Ooredoo Group, Zain Group and UAE-based TASC Towers Holding have entered into a negotiation that will see them combine their approximately 30,000 telecommunication tower assets in Qatar, Kuwait, Algeria, Tunisia, Iraq and Jordan into a jointly owned independent tower company in a cash and share deal. This new partnership will form the largest tower company in the MENA region.
The expanded tower company will continue to operate as an independent and standalone entity, providing passive infrastructure as a service throughout the region with a focus on operational efficiencies, synergies and reduction of carbon footprint, as per a joint company statement.
Both Ooredoo and Zain will retain their respective active infrastructure, including wireless communication antennas, intelligent software, and intellectual property, with respect to managing their telecom networks.
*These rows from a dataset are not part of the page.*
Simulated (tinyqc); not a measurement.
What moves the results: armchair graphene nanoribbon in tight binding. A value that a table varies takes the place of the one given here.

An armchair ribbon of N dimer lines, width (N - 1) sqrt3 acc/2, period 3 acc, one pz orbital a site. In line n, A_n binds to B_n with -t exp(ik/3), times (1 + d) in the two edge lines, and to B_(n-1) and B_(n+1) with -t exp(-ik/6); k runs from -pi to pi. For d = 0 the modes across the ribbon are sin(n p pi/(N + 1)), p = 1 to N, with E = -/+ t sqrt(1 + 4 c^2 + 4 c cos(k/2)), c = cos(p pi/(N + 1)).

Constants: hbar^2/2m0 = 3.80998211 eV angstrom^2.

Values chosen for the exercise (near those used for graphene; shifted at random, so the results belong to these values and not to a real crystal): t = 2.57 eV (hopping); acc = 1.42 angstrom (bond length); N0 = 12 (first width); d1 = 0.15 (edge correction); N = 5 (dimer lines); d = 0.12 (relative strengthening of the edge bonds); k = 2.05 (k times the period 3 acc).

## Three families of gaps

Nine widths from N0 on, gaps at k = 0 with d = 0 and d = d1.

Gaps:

This transaction will create a potential shareholder value uplift for both Ooredoo Group and Zain Group through a more efficient capital structure. Both operators are committed to executing on their respective growth strategies to unlock significant capital and maximize value for shareholders while at the same time reducing the carbon footprint within the MENA region.
The parties will proceed with negotiations on an exclusive basis, with a view to signing definitive agreements in Q3 2023. Ooredoo’s tower network in Oman is following a stand-alone process.
The potential transaction remains subject to, amongst other factors, agreement on final terms, the signing of definitive agreements and the obtaining of all required corporate and regulatory approvals. The implementation of this transaction is expected to be executed on a customized timeline for each market, considering the regulatory environment and ensuring a smooth transition for the operations.